Think about it. How much poorer are people today than people 20 years ago? The answer is that we are all richer today than we were 20 years ago, and that has been a reliably true statement pretty much every year since roughly 1865*.

On the matter of neoliberalism, Monbiot might benefit from reading Kliman because in the work mentioned above this Marxist economist actually denies that neoliberal policy mixes are to blame for the global financial crisis, that the conditions were set in motion by the 70's crisis, years before any supposedly neoliberal policy mix changes.

* The benefits of modern economic growth only started to filter down to the whole population of the UK somewhere between 1840 and 1850. From then onwards everybody got reliably better off in terms of labor hours expended to afford food, clothing, 100 square feet of living space, light, heat, fuel for the two previous, leisure activities, non-vital consumer goods, and so on.

~ g. noise ~

{1} Governments use neoliberal crises as both excuse and opportunity to cut taxes, privatise remaining public services, rip holes in the social safety net, {2} deregulate corporations and re-regulate citizens. {3} The self-hating state now sinks its teeth into every organ of the public sector.
1. Taxation as a share of GDP is less today than it was in 1970, but considering the performance record of government versus private businesses I wouldn't be too bullish about bringing them back. Look at the scale of misallocation of resources in China right now, for example!

2. Corporate regulation has not lightened in a big way between 1970 and the present day. The total quantity of business regulations increased even from 1980 to 1990.

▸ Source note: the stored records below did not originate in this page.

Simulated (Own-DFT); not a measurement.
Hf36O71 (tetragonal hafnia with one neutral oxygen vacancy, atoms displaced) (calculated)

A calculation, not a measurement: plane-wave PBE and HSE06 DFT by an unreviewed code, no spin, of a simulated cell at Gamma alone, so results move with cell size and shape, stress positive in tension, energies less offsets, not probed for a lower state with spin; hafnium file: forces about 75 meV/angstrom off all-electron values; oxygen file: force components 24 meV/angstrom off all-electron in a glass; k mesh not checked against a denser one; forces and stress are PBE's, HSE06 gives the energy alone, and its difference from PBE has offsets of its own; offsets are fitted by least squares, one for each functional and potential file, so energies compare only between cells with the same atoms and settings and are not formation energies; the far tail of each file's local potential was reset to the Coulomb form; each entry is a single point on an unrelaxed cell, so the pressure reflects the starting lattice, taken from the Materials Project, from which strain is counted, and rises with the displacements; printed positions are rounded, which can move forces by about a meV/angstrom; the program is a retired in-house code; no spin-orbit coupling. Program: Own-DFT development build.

3. The impact of partial private incursions into the public sector in the UK should be analysed by comparing the openness and the performance of such UK public sector bodies versus their equivalents in countries that have not embraced as much private sector outsourcing, say, the USA vis-a-vis rubbish collection, utilities and telecoms.

~ h. escape? ~

Overall the only policy in reality that could be described as neoliberal and widely adopted is monetarism, or central bank monetary policy that seeks to minimize inflation first rather than unemployment first. That's it. There was no raft of deregulation, the privatisations that did take place were incomplete at most, and most countries didn't engage in such practices anyway unless they were moving away from a Fabian policy mix like the UK in 1979, India in 1991, or Canada and Sweden in 1993.

In other words Monbiot's piece is all sound and fury, signifying nothing.